Many key senators who now support or are open to changing filibuster rules have loosened their previous opposition to changing the filibuster. Twenty-one out of 25 Democrats who signed a bipartisan letter supporting the filibuster in 2017 have since changed their minds. Those who have changed their position point to Republican refusal to work on the American Rescue Plan and the apparent return of Senate Minority Leader Mitch McConnell’s redeployment of the all-out obstruction plan he used to stymie Obama’s agenda.

“I don’t want to turn away from Senate traditions, but I also don’t believe one party should be able to prevent votes on important bills by abusing the filibuster,” Sen. Dianne Feinstein (D-Calif.), a longtime filibuster supporter, said on March 19.
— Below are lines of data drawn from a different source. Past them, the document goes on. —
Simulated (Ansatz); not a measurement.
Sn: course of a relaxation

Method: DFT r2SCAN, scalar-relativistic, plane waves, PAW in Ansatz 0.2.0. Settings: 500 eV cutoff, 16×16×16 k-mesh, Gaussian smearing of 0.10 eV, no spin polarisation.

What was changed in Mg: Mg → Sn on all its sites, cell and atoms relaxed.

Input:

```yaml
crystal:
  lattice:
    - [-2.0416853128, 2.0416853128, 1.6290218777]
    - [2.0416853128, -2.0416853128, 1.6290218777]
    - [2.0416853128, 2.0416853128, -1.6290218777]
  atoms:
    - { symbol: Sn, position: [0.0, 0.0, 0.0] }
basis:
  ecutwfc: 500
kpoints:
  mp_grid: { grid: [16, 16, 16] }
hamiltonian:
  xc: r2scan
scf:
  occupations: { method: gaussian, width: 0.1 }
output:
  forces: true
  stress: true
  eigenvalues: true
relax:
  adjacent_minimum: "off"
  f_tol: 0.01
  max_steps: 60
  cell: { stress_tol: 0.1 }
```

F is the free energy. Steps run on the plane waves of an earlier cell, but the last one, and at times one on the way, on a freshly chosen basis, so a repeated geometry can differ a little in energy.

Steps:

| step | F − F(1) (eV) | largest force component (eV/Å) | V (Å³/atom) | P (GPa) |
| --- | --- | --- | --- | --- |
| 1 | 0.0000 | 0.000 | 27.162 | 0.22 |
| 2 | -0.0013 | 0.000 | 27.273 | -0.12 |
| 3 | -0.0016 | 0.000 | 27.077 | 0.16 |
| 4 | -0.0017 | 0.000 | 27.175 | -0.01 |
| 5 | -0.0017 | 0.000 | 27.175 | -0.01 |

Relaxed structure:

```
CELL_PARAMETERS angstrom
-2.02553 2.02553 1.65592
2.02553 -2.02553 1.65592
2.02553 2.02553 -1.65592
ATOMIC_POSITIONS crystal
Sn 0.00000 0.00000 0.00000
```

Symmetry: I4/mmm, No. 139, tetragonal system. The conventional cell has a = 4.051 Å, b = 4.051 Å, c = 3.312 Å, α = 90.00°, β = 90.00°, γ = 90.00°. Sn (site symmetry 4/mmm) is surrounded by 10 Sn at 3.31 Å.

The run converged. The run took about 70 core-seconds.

“If ... the minority hangs together and regularly uses this power to block any and all initiatives of the majority (and their president), supporting the continuation of the rule becomes harder and harder to justify, regardless of the long-term consequences,” Sen. Angus King (I-Maine), who signed the 2017 letter, said in a March 24 opinion article in The Washington Post.

“The onus is on Senate Minority Leader McConnell,” Sen. Jack Reed (D-R.I.), another 2017 letter signatory, said in January. “He can either be a constructive part of that effort or create a wall of partisan obstruction and further threaten the Senate’s traditions.”

My Republican colleagues are going to have to determine whether or not we want to work together, or decide the way in which they want to proceed is to just divide the country. President Joe Biden

Like these senators, Biden shifted his stance from support for the current filibuster rules to an openness to reform in pointed remarks at a March 25 press conference.

“My Republican colleagues are going to have to determine whether or not we want to work together, or decide the way in which they want to proceed is to just divide the country,” Biden said. “I’m just going to move forward and take these things as they come.”

McConnell’s use of the filibuster will come up soon as a raft of bills passed by the House piles up in the Senate.

One of the most notable bills is the For the People Act, which expands voting rights, bans gerrymandering and reforms campaign finance, among other things, and has received the top legislative designations of H.R. 1 and S. 1 by Democrats in both chambers. The bill passed in the House on March 3 and is now moving through the committee process in the Senate. It is expected to receive a floor vote, when Republicans are expected to block it with a filibuster.

“We will see if our Republican friends join us. If they don’t join us, our caucus will come together and decide the appropriate action to take,” Senate Majority Leader Chuck Schumer (D-N.Y.) said upon introducing the bill in the Senate. “Failure is not an option.”

Schumer will need to convince holdouts like Manchin, Sinema and Leahy to drop their opposition to changing the filibuster rules. Manchin has suggested some openness to bringing back the so-called talking filibuster. But he has also stated a contradictory position of not wanting to change the 60-vote threshold.

“I’m still at 60 .. I haven’t changed,” Manchin said on March 17.

On April 7, Manchin further underlined his opposition to changing filibuster rules in an opinion piece in The Washington Post.

“There is no circumstance in which I will vote to eliminate or weaken the filibuster,” Manchin wrote.

In a letter to a constituent, Sinema asserted her opposition to changing the filibuster rules: “I have long said that I oppose eliminating the filibuster for votes on legislation.”

Meanwhile, Leahy, the longest-serving member of the Senate, stated in 2019 that he opposes changing filibuster rules. “I agree with Thomas Jefferson,” he said. “[The Senate] is the cooling saucer where things cool.” He has not stated any change in position since, and, when asked whether he has changed his position, his office offered, “No further comment at this time.”

This position of opposition may be strongly held or it could be contingent. In 2013, Republicans used the filibuster to block numerous Obama judicial appointees, particularly to the U.S. Court of Appeals for the District of Columbia Circuit, the second most important federal bench after the U.S. Supreme Court. Harry Reid, then the Senate majority leader, pushed to end the filibuster for non-Supreme Court seats. Many Democrats claimed opposition to doing so for months. That is, until they didn’t.

The same may come true for the legislative filibuster as Senate Republicans begin to block passage of legislation.